Wednesday, September 15, 2010

Scattered

For the past few weeks when I've sat down to blog I just haven't been able to write anything. I let writing slide because I just couldn't figure out quite what to say. Even now I fear this is going to come out a scattered discombobulated ramble.


I started a new job a month ago and I've felt a bit in the depths of despair. I know I am being a bit dramatic, but I've never found a job so extremely overwhelming. Before my interview I read Psalm 139 and Jeremiah 29:11. As I went into the interview I wanted to have in mind that it is God who directs my path. What I didn't expect, less than a week into the job, was to feel so completely out of my element. I constantly feel like a fish out of water. I tell myself it will get better, but it's a tough and awkward training period.


I've found myself debating, do I stay, do I find a new job, what do I do? I dislike it so much. I've found myself asking God if He provided me with this job, if it's really where He wants to be. But, what has really stood out to me these past four weeks is that I need daily to rely on God to get through each day. As much as I struggle to adjust to this new job and the discomfort and doubt I face as I learn so many new things and constantly forget stuff and make mistakes sending me through a roller coaster of emotions daily, what I know is that God is using this to draw me closer to Him. He's teaching me so much about turning to Him and seeking His face.


I've been reading in Psalms almost every day and drawing all my strength from God and His words. I am not the first nor will I be the last to go through a time of discouragement. I am so grateful the Lord has given His word to us for each season of our lives.


These verses have been especially encouraging to me in the last few weeks.



Psalm 28:7 “The LORD is my strength and my shield; my heart trusts in him, and I am helped. My heart leaps for joy and I will give thanks to him in song.”
Psalm 142:1-5 A maskil of David. When he was in the cave. A prayer. “I cry aloud to the LORD; I lift up my voice to the LORD for mercy. I pour out my complaint before him; before him I tell my trouble. When my spirit grows faint within me, it is you who know my way. In the path where I walk men have hidden a snare for me. Look to my right and see; no one is concerned for me. I have no refuge; no one cares for my life. I cry to you, O LORD; I say, "You are my refuge, my portion in the land of the living."
Psalm 143:8 “Let the morning bring me word of your unfailing love, for I have put my trust in you. Show me the way I should go, for to you I lift up my soul.”
Psalm 91:1-16
 1 “He who dwells in the shelter of the Most High 

       will rest in the shadow of the Almighty.

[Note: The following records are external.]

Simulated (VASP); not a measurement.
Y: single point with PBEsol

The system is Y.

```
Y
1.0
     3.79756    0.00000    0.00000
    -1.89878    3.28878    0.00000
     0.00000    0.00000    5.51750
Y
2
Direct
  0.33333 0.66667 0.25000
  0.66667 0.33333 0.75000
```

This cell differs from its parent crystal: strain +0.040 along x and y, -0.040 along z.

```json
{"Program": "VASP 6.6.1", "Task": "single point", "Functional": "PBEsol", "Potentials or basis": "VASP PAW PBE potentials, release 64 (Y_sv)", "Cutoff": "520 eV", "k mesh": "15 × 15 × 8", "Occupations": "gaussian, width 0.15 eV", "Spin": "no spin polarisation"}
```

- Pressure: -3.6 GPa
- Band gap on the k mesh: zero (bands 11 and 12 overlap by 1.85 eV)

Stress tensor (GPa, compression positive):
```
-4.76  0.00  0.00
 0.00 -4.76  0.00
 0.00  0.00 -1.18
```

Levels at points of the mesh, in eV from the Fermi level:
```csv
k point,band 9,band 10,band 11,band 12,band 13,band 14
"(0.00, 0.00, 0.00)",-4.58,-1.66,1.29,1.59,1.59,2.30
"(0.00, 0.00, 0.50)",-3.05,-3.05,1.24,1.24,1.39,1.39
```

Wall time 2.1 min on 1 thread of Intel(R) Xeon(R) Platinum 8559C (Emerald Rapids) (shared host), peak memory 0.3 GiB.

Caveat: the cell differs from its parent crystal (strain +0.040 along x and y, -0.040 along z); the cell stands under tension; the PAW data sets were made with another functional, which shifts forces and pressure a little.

 2 I will say of the LORD, "He is my refuge and my fortress, 

       my God, in whom I trust."

 3 Surely he will save you from the fowler's snare 

       and from the deadly pestilence.

 4 He will cover you with his feathers, 

       and under his wings you will find refuge; 
       his faithfulness will be your shield and rampart.

 5 You will not fear the terror of night, 

       nor the arrow that flies by day,

 6 nor the pestilence that stalks in the darkness, 

       nor the plague that destroys at midday.

 7 A thousand may fall at your side, 

       ten thousand at your right hand, 
       but it will not come near you.

 8 You will only observe with your eyes 

       and see the punishment of the wicked.

 9 If you make the Most High your dwelling— 

       even the LORD, who is my refuge-

 10 then no harm will befall you, 

       no disaster will come near your tent.

 11 For he will command his angels concerning you 

       to guard you in all your ways;

 12 they will lift you up in their hands, 

       so that you will not strike your foot against a stone.

 13 You will tread upon the lion and the cobra; 

       you will trample the great lion and the serpent.

 14 "Because he loves me," says the LORD, "I will rescue him; 

       I will protect him, for he acknowledges my name.

 15 He will call upon me, and I will answer him; 

       I will be with him in trouble, 
       I will deliver him and honor him.

 16 With long life will I satisfy him 

       and show him my salvation."

Psalm 139:17-18 “How precious to me are your thoughts, O God! How vast is the sum of them! Were I to count them, they would outnumber the grains of sand. When I awake, I am still with you.”



May you find your encouragement in the Lord each and every day! God's rich blessings upon you.


Naomi

1 comment:

  1. I know how you feel with your job, Naomi! It's no fun being on that roller coaster of emotions and feeling helpless, and almost like a failure. Keep focusing your eyes on Jesus - you never know what He's got in store for you! I'll be praying for you and your job.